This is remarkably easy to do: if the first character in a set in square brackets is the circumflex '^', then the set is negated, i.e., it matches everything except the characters in the set. The expression '[^}]' therefore matches every character except a closing curly brace.

This works for a single citation.

All we've done is change '.' to the negated set.

What about multiple citations on a single line?

Well, it's not gobbling up text we don't want it to, but it's only capturing the first citation.

Somehow, we need to extract all matches, not just the first.

Luckily, the regular expression library has a function to do exactly this: if we use re.findall instead of, it will give us back a list of all the substrings that matched our pattern.

Remember, whatever your problem is, someone has probably run into it before, and there's probably something in the library to help you. Knowing what's in the library is as important to a programmer as knowing what's in the literature is to a scientist.

Let's give findall a try. It seems to produce the right output.

Not bad for a 7-character change.

OK, what about spaces in citations?

The good news is, nothing breaks. The bad news is, the spaces are saved by findall, which isn't really what we want.

We could tidy this up after the fact using string.strip.

But let's modify the pattern instead.

This modification solves half our problem.

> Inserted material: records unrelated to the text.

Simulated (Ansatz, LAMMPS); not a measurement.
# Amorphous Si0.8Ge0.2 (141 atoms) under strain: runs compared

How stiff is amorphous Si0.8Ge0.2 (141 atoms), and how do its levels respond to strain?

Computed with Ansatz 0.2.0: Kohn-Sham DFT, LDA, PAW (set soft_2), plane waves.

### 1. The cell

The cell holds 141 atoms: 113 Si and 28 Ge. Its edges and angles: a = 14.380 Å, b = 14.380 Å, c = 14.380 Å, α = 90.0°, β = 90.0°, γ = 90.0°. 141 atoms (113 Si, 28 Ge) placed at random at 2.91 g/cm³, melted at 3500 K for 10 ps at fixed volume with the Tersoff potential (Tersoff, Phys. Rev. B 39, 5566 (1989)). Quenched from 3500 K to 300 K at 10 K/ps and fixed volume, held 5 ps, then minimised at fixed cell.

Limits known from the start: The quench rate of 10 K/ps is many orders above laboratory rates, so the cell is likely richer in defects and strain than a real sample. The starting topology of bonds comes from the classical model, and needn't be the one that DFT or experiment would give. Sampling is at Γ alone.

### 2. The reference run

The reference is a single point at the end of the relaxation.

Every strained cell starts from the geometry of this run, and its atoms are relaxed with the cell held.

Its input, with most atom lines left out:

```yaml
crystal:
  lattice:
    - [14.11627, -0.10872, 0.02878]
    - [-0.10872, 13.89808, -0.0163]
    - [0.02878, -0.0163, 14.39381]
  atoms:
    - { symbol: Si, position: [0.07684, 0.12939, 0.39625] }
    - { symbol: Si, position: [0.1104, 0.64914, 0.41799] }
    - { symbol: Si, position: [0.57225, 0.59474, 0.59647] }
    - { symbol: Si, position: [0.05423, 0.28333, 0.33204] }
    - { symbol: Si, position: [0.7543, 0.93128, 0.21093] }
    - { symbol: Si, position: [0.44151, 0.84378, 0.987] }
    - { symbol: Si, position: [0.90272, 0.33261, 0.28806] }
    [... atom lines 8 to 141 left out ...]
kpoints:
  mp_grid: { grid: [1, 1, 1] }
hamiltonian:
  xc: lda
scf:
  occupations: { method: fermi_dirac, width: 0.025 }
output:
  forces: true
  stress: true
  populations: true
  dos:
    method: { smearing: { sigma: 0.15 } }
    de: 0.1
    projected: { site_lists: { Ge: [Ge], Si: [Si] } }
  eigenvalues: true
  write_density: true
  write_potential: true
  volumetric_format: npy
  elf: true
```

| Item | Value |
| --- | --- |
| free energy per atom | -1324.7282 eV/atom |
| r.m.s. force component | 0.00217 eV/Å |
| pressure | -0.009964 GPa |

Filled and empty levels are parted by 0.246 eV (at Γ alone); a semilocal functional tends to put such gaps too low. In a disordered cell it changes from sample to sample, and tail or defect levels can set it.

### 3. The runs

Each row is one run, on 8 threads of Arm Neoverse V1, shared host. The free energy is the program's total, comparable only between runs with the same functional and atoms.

If you recall, '\s' is an abbrevation for the set of whitespace characters, so these uses of '\s*' match zero or more spaces immediately after the opening curly brace, or immediately before the closing one.

However, the space after the 'Y' is still being returned in the matched text. Once again, the problem is that regular expressions are greedy: the space after the 'Y' isn't a closing curly brace, so it's matched by the negated character set, and included in the returned string. The '\s*' that's supposed to match the trailing space is then matched against zero characters instead of one. It's not what we want, but it's legal.

OK, so let's force our match to line up with the break from word to non-word characters using '\b'.

It works!

The change is to put '\b' after the first unwanted spaces, and before the last ones. Since the curly braces around the citation labels are also non-word characters, the pattern matches even if there aren't any opening or trailing spaces.

The last hurdle is to handle multiple labels inside a single pair of curly braces.

The pattern we've built so far doesn't explode when there are two or more labels—it even handles spaces after the commas. But it returns all those labels as a single lump of text.

We actually could write a pattern that would break everything up on commas, but it would need some very advanced features of the regular expression library, and would be very difficult to read.

Instead, let's use another basic function, re.split, to separate multiple labels. re.split does the same thing as string.split, but unlike its simpler cousin, it breaks things up everywhere that a pattern matches.

The best way to show re.split in action is to write the function we originally set out to create. Let's start with a skeleton that includes some test data, a function that does nothing (but doesn't just fail), and a couple of lines that call that function and display the result. So far, so good.

Now let's write our function. For readability's sake, we'll put our patterns at the top and give them memorable names. Inside the function, we'll pull out all the citations using the first pattern, then split each result everywhere there's a comma with optional spaces before or after it. We'll stuff all the results into a set, and return that; if no matches were found, that set will be empty.

We can use one more trick from the regular expression library to make this function more efficient. Instead of turning the regular expression into a finite state machine over and over again, we can compile the regular expression and save the resulting object. That object has methods with the same names as the functions we've been using from the library, like search and findall, but if we're using the same pattern over and over again, compiling it once and re-using the compiled object is much faster.

As you can see, the changes required are very small: instead of saving the textual representations of our expressions, we compile them, and then instead of calling the top-level functions from the regular expression library, we call the methods of those saved objects.

And here's the result: a set of all the citations in our test data, pulled out with just a dozen lines of code.

This is the end of our lecture on regular expressions. We'll touch on a few other ideas in the exercises, but we hope these five episodes have shown you enough to help you solve some everyday data crunching problems.